Writing a check to cover the cost of two helicopter flights to his son's baseball games seemed to do little to quiet criticism over New Jersey Gov. Chris Christie's use of the gubernatorial perk.
Now, a legislator has requested that the head of the New Jersey State Police testify before a legislative committee examining Christie's use of state police helicopters for transportation.
A letter was sent Friday from Assemblywoman Annette Quijano, D-Union, chairwoman of the Homeland Security Committee, to state police Superintendent Rick Fuentes.
Quijano's committee wants to find out who approves helicopter travel, the standards for approval and how flight arrangements are made, according to a copy of the letter obtained by The Associated Pres.
"Based on the limited information released from your office, it appears one of the flights was for the governor to attend a charity event at his wife's employer, one flight appears to be just for the lieutenant governor, a couple flights were apparently for TV appearances, and lastly, a couple of flights appear to be for transporting support staff to Atlantic City and the Meadowlands," Quijano wrote.
On Friday, the governor's office declined to release more information on the trips.
"The list we've provided speaks for itself," Christie spokesman Kevin Roberts said.
The Assembly hearing is set for June 14. A spokesman for Fuentes said he had not yet received the letter.

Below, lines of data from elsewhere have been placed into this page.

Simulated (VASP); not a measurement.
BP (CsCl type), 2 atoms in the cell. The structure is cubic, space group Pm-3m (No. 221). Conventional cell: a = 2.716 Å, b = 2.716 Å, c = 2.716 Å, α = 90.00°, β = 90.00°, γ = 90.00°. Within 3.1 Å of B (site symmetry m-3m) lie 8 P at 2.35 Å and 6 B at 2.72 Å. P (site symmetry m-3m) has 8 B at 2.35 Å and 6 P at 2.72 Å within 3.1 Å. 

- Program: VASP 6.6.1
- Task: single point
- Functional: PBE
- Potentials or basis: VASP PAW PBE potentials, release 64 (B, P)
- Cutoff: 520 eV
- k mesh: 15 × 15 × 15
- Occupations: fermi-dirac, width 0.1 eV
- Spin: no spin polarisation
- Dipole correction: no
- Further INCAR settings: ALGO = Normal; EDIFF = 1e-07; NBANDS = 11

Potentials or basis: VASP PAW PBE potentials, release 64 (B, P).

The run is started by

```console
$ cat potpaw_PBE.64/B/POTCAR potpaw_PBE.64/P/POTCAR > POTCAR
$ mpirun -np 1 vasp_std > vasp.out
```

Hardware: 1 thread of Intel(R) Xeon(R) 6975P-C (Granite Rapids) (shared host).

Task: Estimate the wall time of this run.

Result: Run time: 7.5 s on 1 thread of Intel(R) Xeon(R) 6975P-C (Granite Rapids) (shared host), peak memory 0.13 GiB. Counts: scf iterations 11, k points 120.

Christie and the Republican State Committee reimbursed taxpayers $3,383 for personal and political trips the governor took in the past week.
His office released a log showing that Christie or his staff used the helicopter 35 times. The most common use was for trips to New York City, which were made on nine occasions _ including two for media interviews.
Christie took to the podium Thursday using a "good father" defense, saying he didn't make a political calculation about using helicopter to see his son's games and was simply "dealing with the realities of life."
He woke up Friday to stinging editorials for his unapologetic tone; Christie had blamed the story on media theatrics "driven by political hacks who want to score cheap points."
"This is a governor who holds a press conference every time he catches a public official eating lobster on the public dime, or getting free rides on E-ZPass," The Star-Ledger editorial board wrote.
Many residents felt the same.
"If other people did what he did, he would complain about it, saying they were abusing their privileges," said Dan Walker, a 58-year-old computer analyst from Spotswood. "He has no right to complain about anyone else after doing what he did."
At the news conference, Christie said a schedule he couldn't control on Tuesday prompted him to take the helicopter, but police in Montvale said the governor's office made arrangements on Friday for him to fly. Three local police officers were on hand to ensure the landing was safe for the governor and pedestrians in the area.
"From the get-go, he should have taken his money, not our money," said Latisha Dotson, a 31-year-old Camden resident who manages a store. "What else is he doing with our money?"
But others felt the connection to his duties as a father.
"He's trying to be the best he could as a dad and a politician, and make both of those situations work," said Joe Smith, a 38-year-old computer contractor from Basking Ridge. Smith said regardless of Christie's brash remarks Thursday, reimbursing the state was an implicit admission that he'd made a mistake.
The governor's brother used Facebook on Friday to call on Democrats to pass pension and benefits reforms as quickly as they threatened to hold hearings to look into the legality of helicopter use.
"Those issues," Todd Christie wrote, "would save the state hundreds of millions of dollars."